When you need to filter data (i.e., select rows that satisfy a given condition) in Spark, you commonly use the `select` and `where` (or `filter`) operations. These operations allow you to retrieve specific columns and rows that meet your criteria. Below, we will cover examples using PySpark.
Using Select and Where/Filter in PySpark
Let’s start by creating a simple DataFrame in PySpark to demonstrate these operations.
Example DataFrame Creation
from pyspark.sql import SparkSession
from pyspark.sql.functions import col
# Initialize Spark session
spark = SparkSession.builder.appName("example").getOrCreate()
# Sample data
data = [
(1, "Alice", 29),
(2, "Bob", 22),
(3, "Cathy", 25),
(4, "David", 22)
]
# Define schema
columns = ["id", "name", "age"]
# Create DataFrame
df = spark.createDataFrame(data, columns)
df.show()
Output of `df.show()`:
+---+-----+---+
| id| name|age|
+---+-----+---+
| 1|Alice| 29|
| 2| Bob| 22|
| 3|Cathy| 25|
| 4|David| 22|
+---+-----+---+
Select Specific Columns
# Select specific columns
selected_columns_df = df.select("name", "age")
selected_columns_df.show()
Output of `selected_columns_df.show()`:
+-----+---+
| name|age|
+-----+---+
|Alice| 29|
| Bob| 22|
|Cathy| 25|
|David| 22|
+-----+---+
Using Where (or Filter) to Filter Rows
Filter rows where age is greater than 22.
# Filter rows
filtered_df = df.where(col("age") > 22)
filtered_df.show()
Output of `filtered_df.show()`:
+---+-----+---+
| id| name|age|
+---+-----+---+
| 1|Alice| 29|
| 3|Cathy| 25|
+---+-----+---+
Combining Select and Where Operations
Select the ‘name’ column from rows where ‘age’ is greater than 22.
# Combine select and filter operations
selected_filtered_df = df.select("name").where(col("age") > 22)

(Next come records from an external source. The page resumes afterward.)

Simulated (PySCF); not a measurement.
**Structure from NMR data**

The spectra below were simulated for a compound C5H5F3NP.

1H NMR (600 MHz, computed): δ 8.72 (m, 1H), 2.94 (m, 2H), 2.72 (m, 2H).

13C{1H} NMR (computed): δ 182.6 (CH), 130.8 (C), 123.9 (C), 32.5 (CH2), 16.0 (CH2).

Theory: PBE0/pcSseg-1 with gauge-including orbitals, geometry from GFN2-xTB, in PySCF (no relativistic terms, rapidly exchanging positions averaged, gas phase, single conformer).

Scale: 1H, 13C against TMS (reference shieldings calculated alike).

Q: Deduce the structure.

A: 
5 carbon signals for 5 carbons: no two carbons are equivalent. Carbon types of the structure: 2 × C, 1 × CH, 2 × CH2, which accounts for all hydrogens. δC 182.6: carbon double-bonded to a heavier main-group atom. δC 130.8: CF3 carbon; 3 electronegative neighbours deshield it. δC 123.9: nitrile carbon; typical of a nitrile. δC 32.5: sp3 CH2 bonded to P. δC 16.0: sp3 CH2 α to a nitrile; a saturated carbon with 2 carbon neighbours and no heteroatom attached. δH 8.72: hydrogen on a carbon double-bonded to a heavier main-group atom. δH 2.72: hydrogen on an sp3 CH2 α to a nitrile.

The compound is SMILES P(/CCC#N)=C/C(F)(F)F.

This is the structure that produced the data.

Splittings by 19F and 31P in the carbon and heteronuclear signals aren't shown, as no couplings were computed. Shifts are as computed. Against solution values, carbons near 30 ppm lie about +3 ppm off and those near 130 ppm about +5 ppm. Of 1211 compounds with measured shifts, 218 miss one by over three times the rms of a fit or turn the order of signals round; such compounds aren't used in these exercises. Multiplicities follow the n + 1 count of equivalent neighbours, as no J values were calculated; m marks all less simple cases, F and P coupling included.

selected_filtered_df.show()
Output of `selected_filtered_df.show()`:
+-----+
| name|
+-----+
|Alice|
|Cathy|
+-----+
Conclusion
Using the `select` and `where` (or `filter`) operations in Apache Spark allows you to manipulate and query your data efficiently. These operations are essential when you’re dealing with large datasets and need to retrieve specific columns and/or rows that meet certain criteria.